Bricklaying: slow start to a new novel (Ship’s Heart)

Some writing is like flying: an exhilarating natural process that nonetheless feels like pure magic.

Some writing proceeds at walking pace, like a conversation.

And some writing is work: writing down one sentence after another, like laying bricks. It’s not so much that any individual piece is that heavy; what tires one is the repeated effort.

The next novel is well-launched now. In the last few days, I have written almost 4200 words for this month’s novel project, Ship’s Heart. My Tuesday write-in with Becca Patterson is helping the process along. Nothing like Positive Peer Pressure to make you do the work and not slack off even if allergies are making you feel less than motivated.

Here’s the current opening:

Mattei Light-foot had passed his adulthood rites and been selected for the draft to the Academy at Karis, when he died of a skull fracture in one of the maintenance corridors abutting the ill-fated Dome Seven, only a week before the supply ship arrived.
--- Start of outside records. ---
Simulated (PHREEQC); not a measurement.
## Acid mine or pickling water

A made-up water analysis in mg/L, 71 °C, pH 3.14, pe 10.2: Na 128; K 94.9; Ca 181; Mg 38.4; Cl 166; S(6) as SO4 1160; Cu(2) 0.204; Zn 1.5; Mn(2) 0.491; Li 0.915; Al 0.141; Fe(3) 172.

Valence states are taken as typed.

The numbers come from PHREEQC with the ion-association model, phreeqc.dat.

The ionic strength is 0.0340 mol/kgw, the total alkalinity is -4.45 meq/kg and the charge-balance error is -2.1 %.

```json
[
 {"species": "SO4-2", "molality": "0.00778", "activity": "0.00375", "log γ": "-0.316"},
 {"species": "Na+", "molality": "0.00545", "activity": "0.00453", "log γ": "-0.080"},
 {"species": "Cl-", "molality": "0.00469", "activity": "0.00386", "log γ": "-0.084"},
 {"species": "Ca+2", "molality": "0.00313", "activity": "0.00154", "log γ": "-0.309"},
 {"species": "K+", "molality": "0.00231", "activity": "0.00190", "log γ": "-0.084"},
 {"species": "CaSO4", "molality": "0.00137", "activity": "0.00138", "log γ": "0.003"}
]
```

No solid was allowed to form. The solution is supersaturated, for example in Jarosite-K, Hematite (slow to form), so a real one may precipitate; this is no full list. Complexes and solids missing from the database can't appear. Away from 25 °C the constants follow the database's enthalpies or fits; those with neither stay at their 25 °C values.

Ill-luck, all the adults said. Jehen listened, less than elbow-high as she was, as the conversation went on over her head. No, the funeral would take place with all good form, and the festival for the arriving ship likewise.

After all, it wasn’t the first time that point of protocol had been tested.

They had lost one and gained another. A Ship’s Captain was coming home to them, forty-seven years after she left for the Academy in the youth-draft.